There is no question that it has been one of the most eventful and dramatic pre-budget weeks in the history of South Africa and it is a relief that we are having a budget speech as scheduled. Even though we are not sure how much the changes in the presidency would impact on the budget speech it is certain that, with the election of Cyril Ramaphosa as the President of South Africa, the anticipated changes in the cabinet and potentially certain key government positions, there will be a new dimension in terms of enforcement of legislation across the board.
“The search for additional revenue to address the shortfall is expected to result in stricter enforcement measures and anti-avoidance. Transfer pricing and Base Erosion and Profit Shifting (BEPS) would be a major focus area for the South African Revenue Services (SARS),” says Nico Kruger, Member of the SAICA Transfer Pricing Sub-Committee and Managing Partner at Africa Transfer Pricing (Pty) Ltd. “Even though the BEPS requirements only apply to certain multinationals, global revenue scrutiny in terms of BEPS transparency could result in the boosting of revenue collection, not only in South Africa but also in Africa and the rest of the world.”

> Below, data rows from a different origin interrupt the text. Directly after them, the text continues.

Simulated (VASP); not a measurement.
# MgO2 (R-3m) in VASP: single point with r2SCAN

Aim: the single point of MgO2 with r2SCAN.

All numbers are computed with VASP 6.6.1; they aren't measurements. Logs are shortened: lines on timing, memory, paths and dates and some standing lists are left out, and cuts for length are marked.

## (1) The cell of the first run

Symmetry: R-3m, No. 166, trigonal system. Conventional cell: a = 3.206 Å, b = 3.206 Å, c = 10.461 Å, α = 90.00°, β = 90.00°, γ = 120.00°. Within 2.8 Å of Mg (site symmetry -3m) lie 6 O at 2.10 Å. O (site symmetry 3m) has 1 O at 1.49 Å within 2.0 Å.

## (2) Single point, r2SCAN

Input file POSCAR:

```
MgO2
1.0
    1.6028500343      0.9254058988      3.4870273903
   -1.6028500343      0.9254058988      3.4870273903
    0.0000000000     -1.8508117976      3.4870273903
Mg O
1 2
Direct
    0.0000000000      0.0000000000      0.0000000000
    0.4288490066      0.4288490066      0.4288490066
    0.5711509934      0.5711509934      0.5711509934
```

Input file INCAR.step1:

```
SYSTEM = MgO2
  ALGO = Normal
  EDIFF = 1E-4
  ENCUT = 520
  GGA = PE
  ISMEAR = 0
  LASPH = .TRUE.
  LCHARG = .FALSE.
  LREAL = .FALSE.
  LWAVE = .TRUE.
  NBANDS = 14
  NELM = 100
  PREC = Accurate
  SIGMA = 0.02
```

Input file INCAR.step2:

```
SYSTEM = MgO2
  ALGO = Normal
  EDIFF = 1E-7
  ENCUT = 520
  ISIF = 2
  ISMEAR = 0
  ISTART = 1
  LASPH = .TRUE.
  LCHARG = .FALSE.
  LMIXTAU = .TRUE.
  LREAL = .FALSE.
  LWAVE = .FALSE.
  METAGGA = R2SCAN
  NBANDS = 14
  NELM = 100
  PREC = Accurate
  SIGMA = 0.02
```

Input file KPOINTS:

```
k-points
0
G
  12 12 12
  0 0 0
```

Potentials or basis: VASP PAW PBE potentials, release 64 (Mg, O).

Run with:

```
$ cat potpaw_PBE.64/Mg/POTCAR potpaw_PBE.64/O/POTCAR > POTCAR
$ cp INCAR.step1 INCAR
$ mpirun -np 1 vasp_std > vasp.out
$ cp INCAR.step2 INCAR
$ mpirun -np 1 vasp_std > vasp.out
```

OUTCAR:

Since the last budget, there has been several further notices and guidelines issued by the Organisation for Economic Cooperation and Development (OECD) and SARS in terms of the drafting and filing of BEPS Country-by-Country reports, Master Files and Local files, which has been welcomed. With the three-tier documentation required to be filed for the first time, it has been a learning curve for both SARS, service providers and multinational taxpayers globally. Consequently, taxpayers are facing many practical challenges and although a lot of the queries have been answered in a comprehensive and practical guideline document issued by SARS in December 2017, it is expected that it would take time for all involved parties to fully get versed in the preparation and filing of the required documentation. As a result, the deadline for Country-by-Country reports to be submitted by multinationals with 31 December year-ends was extended from 31 December 2017 to 28 February 2018 to try and ensure a smooth-running filing process. It is anticipated that the 2018 budget could propose further implementation steps to ensure the most effective enforcement and processing of the required documentation.
“Since the last budget there has also been calls for comment by SARS relating to the issuing of the new transfer pricing interpretation note, to replace the outdated SARS Practice Note 7/1999, as well as a final interpretation note on thin capitalisation. SAICA, apart from other role players, is in the process of compiling such comment and hopefully we would see the issuing of such guidance during the course of the year, which, in combination with the BEPS three-tier implementation, should ensure more effective enforcement of the transfer pricing and thin capitalisation provisions.
“With the ongoing uncertainty in the past number of years on various levels of government, it would be a step in the right direction by SARS and other key role players to clarify as far as possible what is expected from taxpayers in terms of transfer pricing and thin capitalisation compliance,” concluded Kruger.